Gerhard Richter is known worldwide for his diverse and sometimes abstract approach to painting. Leaving his homeland of Communist East Germany, he travelled to Dusseldorf in 1961, where he became a painter. Fifty years later, his work is celebrated in an exhibition at the Tate Modern, which brings together his key works of art including some of his lesser-known sculptures.
The exhibition, which is titled “Gerhard Richter: Panorama” is situated on the fourth floor of London’s Tate Modern. It consists of fourteen rooms and encompasses the whole floor plan, filling each corner with a skilfully painted canvas or an intricate sculpture. The title of the exhibition itself makes you want to look around and survey the scene, taking in the magnificence of Richter’s work. Most importantly, however, it makes you notice the details of his work, the connections between the paintings, the similarities and the differences and the diverse range of techniques that go into making his masterpieces. Each room, laid out in chronological order, is dedicated to a period in Richter’s life. Starting in the 1960’s the exhibition goes on to cover works as recent as 2007, clearly showing the development of not just an artist but also the global art scene.
Stepping inside the first room, your brain goes into overdrive as you are faced with a display of ultra realistic paintings. After moving to Dusseldorf, Richter became inspired by photography later incorporating it as the basis for his paintings. Standing in front of one of these paintings and seeing every brush stroke is the only way you can convince yourself that the painting is not a photograph. He originally reached out to photography as a way of rejecting the powerful abstract movement of art that was growing in popularity at the time but instead of completely copying the photograph; he distorted his images with solvents and brushes to show how photographs capture movement. His painting ‘Table’ painted in 1962 is obscured and erased to recall the abstraction that was prominent at the time but also argues the importance of photographic imagery and abstraction as well as the inadequacy of both. His work from this period is littered with imagery relating to West Germany and his experience living there as an immigrant from East Germany. His work also takes on a political element with paintings such as ‘Uncle Rudi, 1965’ which was the first attempt in German art to confront the legacies of the Nazi past.

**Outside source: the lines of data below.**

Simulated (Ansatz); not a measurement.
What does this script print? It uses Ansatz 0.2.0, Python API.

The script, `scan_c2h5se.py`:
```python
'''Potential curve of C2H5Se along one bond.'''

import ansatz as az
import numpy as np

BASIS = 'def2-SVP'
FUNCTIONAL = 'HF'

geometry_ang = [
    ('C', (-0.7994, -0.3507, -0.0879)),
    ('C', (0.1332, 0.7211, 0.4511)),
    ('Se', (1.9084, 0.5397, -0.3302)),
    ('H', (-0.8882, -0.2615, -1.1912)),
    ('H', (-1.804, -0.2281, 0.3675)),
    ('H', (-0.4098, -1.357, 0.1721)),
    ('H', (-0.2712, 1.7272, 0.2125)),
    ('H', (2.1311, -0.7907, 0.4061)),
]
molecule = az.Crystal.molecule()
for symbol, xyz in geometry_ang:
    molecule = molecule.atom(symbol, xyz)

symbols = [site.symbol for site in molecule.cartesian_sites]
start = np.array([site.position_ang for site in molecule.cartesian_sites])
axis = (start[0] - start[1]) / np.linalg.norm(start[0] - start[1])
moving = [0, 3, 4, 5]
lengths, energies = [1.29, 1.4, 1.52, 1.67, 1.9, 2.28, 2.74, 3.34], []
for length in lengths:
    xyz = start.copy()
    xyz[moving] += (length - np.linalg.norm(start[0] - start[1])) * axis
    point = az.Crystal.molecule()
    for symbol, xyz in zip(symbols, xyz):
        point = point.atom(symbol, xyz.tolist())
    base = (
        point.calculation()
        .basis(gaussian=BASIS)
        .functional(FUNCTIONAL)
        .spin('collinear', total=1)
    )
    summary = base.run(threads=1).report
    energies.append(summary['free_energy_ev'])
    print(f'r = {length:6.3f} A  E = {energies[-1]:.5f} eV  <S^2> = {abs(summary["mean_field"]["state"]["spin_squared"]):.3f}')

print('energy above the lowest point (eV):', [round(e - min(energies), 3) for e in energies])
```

Richter’s work reaches out to the viewer on a personal level, with his paintings of his relatives and his daughter Betty all staring out at you, commanding your attention. ‘Aunt Marianne’ painted in 1965 was based on a real photo of his aunt who suffered from a mental illness and as a result was sterilised and killed by the Nazis. ‘Betty’ painted in 1977 features his daughter as a young girl, staring directly at the viewer illustrating how Richter’s paintings can be as haunting as they are enigmatic.
The exhibition also shows the other side of Richter’s work, his later more, abstract work. During the late 60’s and early 70’s he was heavily inspired by Duchamp and even created his works ‘4 Panes of Glass’ and ‘Ema’ as a retort to Duchamp’s major works ‘Large Glass’ and ‘Nude Descending a Staircase’. By the early 90’s onwards, Richter had moved into full abstraction, creating layers of paint on a canvas that he later distorted further by dragging a squeegee across the surface of the canvas. The main series of paintings that show this technique are his ‘Cage’ paintings. Cleverly hidden away until the very end, these paintings offer an array of colour, animated by the lines where the squeegee has brushed across the surface of the painting. In ‘Cage 4’ painted in 2006 deep reds dominate the top and bottom sections of the painting whilst pale blues and purples blur together to create complete abstraction.
Overall, the exhibition celebrates the life and work of one of the greatest 21st century artists in the world. Richter’s attention to detail and evocative subject choice allows people of all ages to relate to his paintings and this is why he has become such a global phenomena. This exhibition offers more than just aesthetically pleasing artwork; it offers you the chance to walk through history, experiencing events through the eyes of Richter himself.